Could I please ask for help on the last part of this question:
Two cards are drawn without replacement form a pack of playing cards. Calculate the probability:
a) That both cards are aces
b) that one (and only one) card is an ace
c) That the two cards are of different suits
d) Given that at least one ace is drawn, find the probability that the two cards are of different suits.
Here's my attempt (for parts a, b, and c I get the answer given in the book):
Let:
$A =$ Event that both cards are aces
$B =$ Event that one and only one card is an ace
$C =$ Event that the two cards are of different suits.
a) $P(A) = \frac{4}{52} \cdot \frac{3}{51} = \frac{1}{221}$ (as must pick an ace AND another ace)
b) $P(B) = \frac{4}{52} \cdot \frac{48}{51} + \frac{48}{52} \cdot \frac{4}{51} = \frac{32}{221}$ (as can pick ace then not ace, or not ace than ace)

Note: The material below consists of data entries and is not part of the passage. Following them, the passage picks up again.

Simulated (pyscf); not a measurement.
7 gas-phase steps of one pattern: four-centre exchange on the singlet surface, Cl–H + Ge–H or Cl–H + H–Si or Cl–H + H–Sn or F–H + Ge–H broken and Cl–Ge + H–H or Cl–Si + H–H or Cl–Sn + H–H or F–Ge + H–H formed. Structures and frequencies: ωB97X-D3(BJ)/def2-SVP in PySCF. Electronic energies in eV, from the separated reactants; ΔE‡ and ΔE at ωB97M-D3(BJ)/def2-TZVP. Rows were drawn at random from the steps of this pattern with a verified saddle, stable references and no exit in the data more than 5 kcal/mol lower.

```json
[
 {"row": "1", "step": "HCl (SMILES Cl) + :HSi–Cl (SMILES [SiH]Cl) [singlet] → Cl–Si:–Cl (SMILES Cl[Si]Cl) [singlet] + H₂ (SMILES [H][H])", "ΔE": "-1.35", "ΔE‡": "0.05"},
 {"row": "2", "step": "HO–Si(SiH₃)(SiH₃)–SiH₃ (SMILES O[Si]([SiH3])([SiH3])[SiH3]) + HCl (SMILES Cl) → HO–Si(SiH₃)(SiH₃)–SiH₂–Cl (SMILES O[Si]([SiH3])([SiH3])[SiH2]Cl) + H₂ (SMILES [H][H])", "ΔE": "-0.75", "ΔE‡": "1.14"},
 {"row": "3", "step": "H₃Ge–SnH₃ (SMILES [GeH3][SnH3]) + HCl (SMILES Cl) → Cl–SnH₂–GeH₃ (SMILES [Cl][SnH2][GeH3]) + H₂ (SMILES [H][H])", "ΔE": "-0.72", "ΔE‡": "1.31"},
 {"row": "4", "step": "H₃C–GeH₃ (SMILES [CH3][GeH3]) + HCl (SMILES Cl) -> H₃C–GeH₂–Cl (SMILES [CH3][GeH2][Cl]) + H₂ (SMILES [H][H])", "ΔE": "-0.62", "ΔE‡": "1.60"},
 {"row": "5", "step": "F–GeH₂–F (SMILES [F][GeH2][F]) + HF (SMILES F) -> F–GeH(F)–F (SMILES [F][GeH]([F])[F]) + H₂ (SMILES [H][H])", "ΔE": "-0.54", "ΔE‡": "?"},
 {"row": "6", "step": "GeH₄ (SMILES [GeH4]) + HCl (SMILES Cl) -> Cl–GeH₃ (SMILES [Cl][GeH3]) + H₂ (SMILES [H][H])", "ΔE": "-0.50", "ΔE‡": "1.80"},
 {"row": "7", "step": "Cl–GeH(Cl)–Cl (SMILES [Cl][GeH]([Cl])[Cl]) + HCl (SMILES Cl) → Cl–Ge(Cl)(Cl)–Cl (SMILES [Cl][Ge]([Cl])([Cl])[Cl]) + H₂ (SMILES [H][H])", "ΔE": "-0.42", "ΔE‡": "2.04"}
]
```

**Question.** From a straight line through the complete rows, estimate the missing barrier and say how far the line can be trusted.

c) $P(C) = \frac{13}{52} \cdot \frac{39}{51} \cdot 4 = \frac{13}{17}$ (as can pick any given suit first, followed by not that same suit, and this can be done in four ways, one for each suit).
d) Let $D =$ Event that at least one ace is drawn.
$P(D) = P(A) + P(B)$ (because at least one ace is drawn only "if both cards are aces" or "one and only one card is an ace")
so $P(D) = \frac{1}{221} + \frac{32}{221} = \frac{33}{221}$
Now, I need to calculate $P(C \mid D) = \frac{P(C \cap D)}{P(D)}$
So if I can calculate $P(C \cap D)$ then I can divide this by $P(D)$ to get the answer.
I (wrongly it appears!) reasoned like so:
To end up with two cards where "at least one is an ace and both are of different suits" you can only have this by either having "the first card be an ace and the second a card of a different suit from that ace" OR having "the first card be of a certain suit and the second card an ace of another suit".
Let @ stand for any suit.
so \begin{align*} P(C \cap D) & = P(\text{ace of @}) \cdot P(\text{not @}) + P(\text{@}) \cdot P(\text{ace not of @})\\ & = \frac{4}{52} \cdot \frac{39}{51} \cdot 4 + \frac{13}{52} \cdot \frac{3}{51} \cdot 4\\ & = \frac{5}{17} \end{align*}
Well this leads to $P(C \mid D) = \frac{5}{17} \cdot \frac{221}{33} = \frac{65}{33}$.
Answer given in book is $\frac{25}{33}$.
Thanks for any help.